So apparently little Babystar tried to shoplift a Bitty Baby from the American Girl store at the Grove while we were in LA last month. Ok, I wasn’t there, but the Teenager says she picked up the box that was almost as big as her and was like, see ya.
Don’t worry. The taller, more law-abiding family members present intervened.
I wasn’t there THAT day (because I was at a taping of The Price is Right with my over-18 and therefore eligible son but no we did not win anything not even a new living room set or his and hers golf clubs but you can watch for me in the audience on October 25) but I WAS there a couple of days ago at Target when she spotted the baby dolls.

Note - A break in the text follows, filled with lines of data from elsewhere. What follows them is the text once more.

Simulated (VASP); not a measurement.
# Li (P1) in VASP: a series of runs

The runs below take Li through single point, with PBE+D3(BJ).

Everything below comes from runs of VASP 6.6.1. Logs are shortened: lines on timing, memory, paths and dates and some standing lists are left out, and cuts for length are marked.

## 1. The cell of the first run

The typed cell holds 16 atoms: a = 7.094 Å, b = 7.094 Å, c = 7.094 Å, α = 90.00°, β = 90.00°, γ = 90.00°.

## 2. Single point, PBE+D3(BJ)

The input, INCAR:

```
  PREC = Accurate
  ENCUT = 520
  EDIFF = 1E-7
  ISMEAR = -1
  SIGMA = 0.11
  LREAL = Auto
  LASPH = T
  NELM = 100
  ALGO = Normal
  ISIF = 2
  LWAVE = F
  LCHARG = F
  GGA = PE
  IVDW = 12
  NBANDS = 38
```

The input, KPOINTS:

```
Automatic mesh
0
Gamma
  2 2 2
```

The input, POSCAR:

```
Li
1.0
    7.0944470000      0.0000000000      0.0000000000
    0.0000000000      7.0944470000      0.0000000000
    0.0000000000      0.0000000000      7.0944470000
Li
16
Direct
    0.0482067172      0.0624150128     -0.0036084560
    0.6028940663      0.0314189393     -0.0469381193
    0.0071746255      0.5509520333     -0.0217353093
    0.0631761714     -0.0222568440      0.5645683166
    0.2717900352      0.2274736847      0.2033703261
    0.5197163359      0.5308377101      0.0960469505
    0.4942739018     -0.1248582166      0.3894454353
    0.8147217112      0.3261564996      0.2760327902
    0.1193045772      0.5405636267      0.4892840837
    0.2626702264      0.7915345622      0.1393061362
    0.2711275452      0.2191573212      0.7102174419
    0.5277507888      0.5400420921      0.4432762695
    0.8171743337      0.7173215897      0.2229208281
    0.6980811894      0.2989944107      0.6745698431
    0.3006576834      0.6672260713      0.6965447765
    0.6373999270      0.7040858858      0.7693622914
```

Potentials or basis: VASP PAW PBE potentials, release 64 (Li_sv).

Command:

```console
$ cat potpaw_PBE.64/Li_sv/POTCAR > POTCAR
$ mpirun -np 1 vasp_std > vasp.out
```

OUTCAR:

We take the toddlermonster to Target sometimes on rainy days to run out her wiggles. Sorry, Target. She sometimes rearranges your displays. I really do my best to fix them. Mostly. Anyway. We went there for a single pack of college ruled notebook paper for the Teenager and for some indoor sprintingfor Babystar. I somehow spent $100. Damn you, Target, you sorceress!
And now the Baby has a baby. And the Baby’s baby has a stroller. $12.99 and $9.99 respectively. (For comparison, Bitty Baby is $60 and her super fancy tiny jogging stroller is $58. Jeez, Mattel.) So I basically SAVED almost $100 because that is how shopping math works, right?
Babystar loooooves her baby. It is the cutest thing ever. I have had to be resuscitated at least five times now because I FREAKING DIE when she cuddles that baby. But then she eats the baby’s feet and throws the baby on the floor and the universe makes sense again.
Fun fact: I had to draw a belly button on the baby doll with a Sharpie because Babystar is obsessed with belly buttons and this baby didn’t have one. I bet Bitty Baby has one. Ugh.*
I also bough a pack of Target brand diapers (highly recommend) for $6.49.
And the baby found a fort.
RAISING BABYSTAR: $12,170.57
*I have nothing against Bitty Baby. Just kidding, I DO. $58 for the stroller?! $75 for a cradle?! The dresses are more than I spend on my ACTUAL BABY. I went down the American Girl path with the Teenager and I will.not.do.it.again. Ok, so I am HIGHLY PREJUDICED against Bitty Baby. Sorry, little plastic baby. NOT SORRY, Mattel.